European indices rebounded from early losses but are still trading negative as oil producers and miners lead declines amid a commodity rout after the World Bank cut the economic growth outlook for 2015 and 2016 on Tuesday naming economic slowdown in Europe, Japan and other major economies the reason. Stocks found support after Advocate General Pedro Cruz Villalon of the EU Court of justice in Luxembourg said that the ECB's Outright Monetary Transactions program is "in principle" in line with European law backing Mario Draghi. The ECB is determined to fulfill its mandate and is ready to buy government bonds to revive Eurozone's inflation.

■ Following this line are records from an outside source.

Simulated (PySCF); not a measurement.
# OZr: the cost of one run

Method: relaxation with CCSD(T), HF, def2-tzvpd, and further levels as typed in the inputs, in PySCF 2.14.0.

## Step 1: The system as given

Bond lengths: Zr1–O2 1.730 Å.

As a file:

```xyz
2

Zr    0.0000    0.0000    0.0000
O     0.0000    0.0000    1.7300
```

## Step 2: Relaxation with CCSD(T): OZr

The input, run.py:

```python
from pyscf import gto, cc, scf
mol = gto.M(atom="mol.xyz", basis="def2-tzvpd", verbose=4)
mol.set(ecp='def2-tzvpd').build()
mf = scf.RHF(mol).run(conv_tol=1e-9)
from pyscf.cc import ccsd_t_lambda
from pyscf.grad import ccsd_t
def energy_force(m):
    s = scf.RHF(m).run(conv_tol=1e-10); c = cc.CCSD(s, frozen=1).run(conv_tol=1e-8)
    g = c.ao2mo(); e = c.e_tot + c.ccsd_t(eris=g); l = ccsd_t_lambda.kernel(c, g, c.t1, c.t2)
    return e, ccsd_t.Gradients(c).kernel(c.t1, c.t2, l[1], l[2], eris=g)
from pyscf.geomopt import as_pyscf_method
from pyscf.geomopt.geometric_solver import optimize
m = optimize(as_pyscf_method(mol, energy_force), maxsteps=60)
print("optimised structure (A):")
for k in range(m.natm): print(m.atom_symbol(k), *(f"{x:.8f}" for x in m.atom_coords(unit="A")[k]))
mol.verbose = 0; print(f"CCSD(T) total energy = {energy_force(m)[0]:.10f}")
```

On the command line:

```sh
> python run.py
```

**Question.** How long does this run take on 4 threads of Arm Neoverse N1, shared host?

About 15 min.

Investors are looking forward to the European Central Bank policy meeting taking place on January 22nd and the Greek elections on January 25th where the anti-austerity party Syriza, that wants to renegotiate debt, is leading polls. According to Moody the "Grexit" seems a relatively unlikely scenario, even if the anti-austerity party Syriza will win in the upcoming Greek elections.
In today's session the FTSE 100 index plummeted the most being the most commodity-heavy index, declining -1.40% quoted at 6,450.31. France's CAC 40 lost -0.25% trading at 4,279.45 after a slump in early trading. Germany's DAX 30 is currently trading -0.13% at 9,928.50.